Spend a little time with the U.S. District Court case of Millsap v. McDonnell Douglas Corp., and it may leave you aghast at the heartlessness and mendacity of the people who ran the aircraft manufacturer (since acquired by Boeing Co.) in the 1990s. That certainly seems to have been the effect on Judge Sven Erik Holmes, who in his 2001 ruling in favor of James R. Millsap and the other workers who lost their jobs when McDonnell Douglas shut down its factory in Tulsa, Oklahoma, in 1994, fumed that the company had:
embarked upon a remarkable course of obstruction, inconsistent representations, and outright falsehoods. The sworn testimony at trial confirmed a history of deception and bad faith by the company and laid bare that discovery in this case was replete with the same duplicity that marked Defendant's treatment of its employees and the public at large.
The backdrop to the case was that government spending on defense procurement had begun declining in the late 1980s after a boom under President Ronald Reagan. In response, McDonnell Douglas Chief Executive Officer John McDonnell — son of founder James Smith McDonnell — launched an effort he dubbed "Hard Reality" in 1990 to cut company expenses by $700 million a year.

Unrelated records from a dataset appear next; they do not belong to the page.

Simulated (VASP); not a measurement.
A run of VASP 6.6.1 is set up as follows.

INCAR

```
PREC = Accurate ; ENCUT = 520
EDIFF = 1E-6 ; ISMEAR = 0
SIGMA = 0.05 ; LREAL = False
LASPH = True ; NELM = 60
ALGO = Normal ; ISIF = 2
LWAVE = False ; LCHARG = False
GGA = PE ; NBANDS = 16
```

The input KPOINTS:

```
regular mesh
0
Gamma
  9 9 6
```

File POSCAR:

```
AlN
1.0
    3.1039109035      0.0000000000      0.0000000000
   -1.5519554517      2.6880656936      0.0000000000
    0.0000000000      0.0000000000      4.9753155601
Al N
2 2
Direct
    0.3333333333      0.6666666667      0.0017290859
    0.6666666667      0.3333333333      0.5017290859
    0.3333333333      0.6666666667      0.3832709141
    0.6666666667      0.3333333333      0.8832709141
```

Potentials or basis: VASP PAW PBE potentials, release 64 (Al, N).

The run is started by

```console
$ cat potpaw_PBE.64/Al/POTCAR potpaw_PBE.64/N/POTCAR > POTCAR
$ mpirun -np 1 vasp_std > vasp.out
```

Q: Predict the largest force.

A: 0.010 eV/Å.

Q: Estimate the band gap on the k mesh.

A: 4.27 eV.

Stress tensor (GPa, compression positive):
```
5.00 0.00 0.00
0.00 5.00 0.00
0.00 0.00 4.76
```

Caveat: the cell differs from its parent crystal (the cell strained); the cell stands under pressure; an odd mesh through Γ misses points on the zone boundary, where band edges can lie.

Pensions immediately became a major focus for executives looking to meet the target. The McDonnell Douglas pension plan was actually considered overfunded by the accounting standards of the time, but any reduction in pension liabilities went straight to the corporation's bottom line. Workers with 30 years of service at the company could start drawing a full pension at age 55, but they received relatively little if they left before that age. From Holmes's ruling:
From the beginning of "Hard Reality," MDC discussed ways to maximize its pension surplus by focusing on the relationship between plant closings and older, more senior workers approaching eligibility for pension and other benefits. Within two days of the announcement of "Hard Reality," Defendant was told by its outside actuaries that tremendous additional savings were available if the persons laid off were older and more senior. Thereafter, on almost a monthly basis, Defendant monitored the pension savings on its ongoing layoff and plant closing program.
The McDonnell Douglas plant with the oldest workforce was the facility in Tulsa, where production workers at an average age of 51 and average tenure of 19.7 years built sections of F-15 fighter jets. Ebbing demand for F-15s had recently been somewhat revived by a $9 billion, 72-jet Saudi Arabian order that Oklahoma politicians had vigorously lobbied President George H.W. Bush to approve. For aircraft production needs, Tulsa may not have been the optimal plant to close. But in terms of pension accounting, it was the best, so the company shut it down in 1994.
Courts generally don't interfere in plant closures and other such "business judgment" decisions, but Holmes — who subsequently left the judiciary in 2005 to become vice chairman and chief legal officer of accounting and consulting firm KPMG LLP — ruled that McDonnell Douglas's decision had been so clearly aimed at preventing the Tulsa workers from collecting pensions that it represented a violation of Section 510 of the Employee Retirement Income Security Act of 1974, which says it's unlawful to "discharge, fine, suspend, expel, discipline, or discriminate against" a pension plan participant "for the purpose of interfering with the attainment of any right to which such participant may become entitled."
Millsap v. McDonnell Douglas reportedly marked only the third time that a plant closure had been found to be in violation of Section 510. According to Holmes's ruling, the company could have gotten a summary judgment in its favor if it had simply disclosed "the financial basis of [its] business judgment to close the factory," but it failed to do so in even a remotely credible way.
In the end, the company (Boeing by that point) settled for $36 million. A $90 million claim for back pay from the time of the layoffs was, despite support from President George W. Bush's Labor Department, turned back by a federal appeals court. After legal fees and court costs, this left $24.7 million for the 1,100 workers, an average of $22,454. That's not nothing, but neither was it a lifetime pension, and there now appear to be a lot of former aircraft workers in Tulsa in their mid-to late 70s struggling to get by.